Alazan

Alazan artist Anne Spier (left) shows a visitor one of her pieces at a past Desert Lights art show at the 150 Sunset event center.

For the first time in their nine years as a creative team, the Alazan Artists will have a nearly month-long exhibit at the International Museum of Art. Their exhibit opens with a reception this Saturday, Oct. 7 at 1 p.m.

“Our art is going to be everything from black and white to more contemporary to impressionism to realism,” Alazan member Margaret Heath said. “It’s unusual for us to be able to continue as the years go by even though we don’t physically paint together. We are still a cohesive, congenial group.”

The group’s name was inspired by an excursion they embarked on more than 10 years ago to a friend’s ranch near the Alazan Hills by Big Bend National Park. There, they took workshops with longtime artist Nina Cobb. The awe-inspiring scenic backdrop and fun conversations led to their official formation, and they’ve been having exhibits practically ever since.

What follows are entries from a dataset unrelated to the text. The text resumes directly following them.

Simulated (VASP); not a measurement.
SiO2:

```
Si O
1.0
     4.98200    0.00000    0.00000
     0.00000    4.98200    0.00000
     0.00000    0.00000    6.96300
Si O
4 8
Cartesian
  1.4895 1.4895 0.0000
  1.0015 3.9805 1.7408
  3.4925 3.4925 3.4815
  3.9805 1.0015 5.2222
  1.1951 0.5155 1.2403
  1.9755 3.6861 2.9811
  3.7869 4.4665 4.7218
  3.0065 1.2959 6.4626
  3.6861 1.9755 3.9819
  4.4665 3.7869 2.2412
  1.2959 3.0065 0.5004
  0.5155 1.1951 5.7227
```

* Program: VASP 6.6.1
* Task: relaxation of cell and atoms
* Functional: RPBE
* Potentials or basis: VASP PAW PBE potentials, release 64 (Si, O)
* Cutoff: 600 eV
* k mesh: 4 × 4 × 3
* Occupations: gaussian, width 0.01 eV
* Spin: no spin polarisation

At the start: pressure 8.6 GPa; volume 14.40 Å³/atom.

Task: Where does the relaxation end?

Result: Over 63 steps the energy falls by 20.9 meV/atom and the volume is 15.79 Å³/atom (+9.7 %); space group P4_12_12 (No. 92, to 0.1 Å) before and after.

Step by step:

For some members, art was always an interest of theirs, but it was the inception of the group that led them to foster their talents and let them come to fruition.

“Everybody had that smoldering goal – that spark, that love,” Heath said. “And so everybody was careful not to ever let that extinguish.”

Their artistic pursuits inspired younger family members, proving that you can begin a creative journey later in life. For Heath’s husband, Wiley, it was a matter of reinvigorating a talent that was always there.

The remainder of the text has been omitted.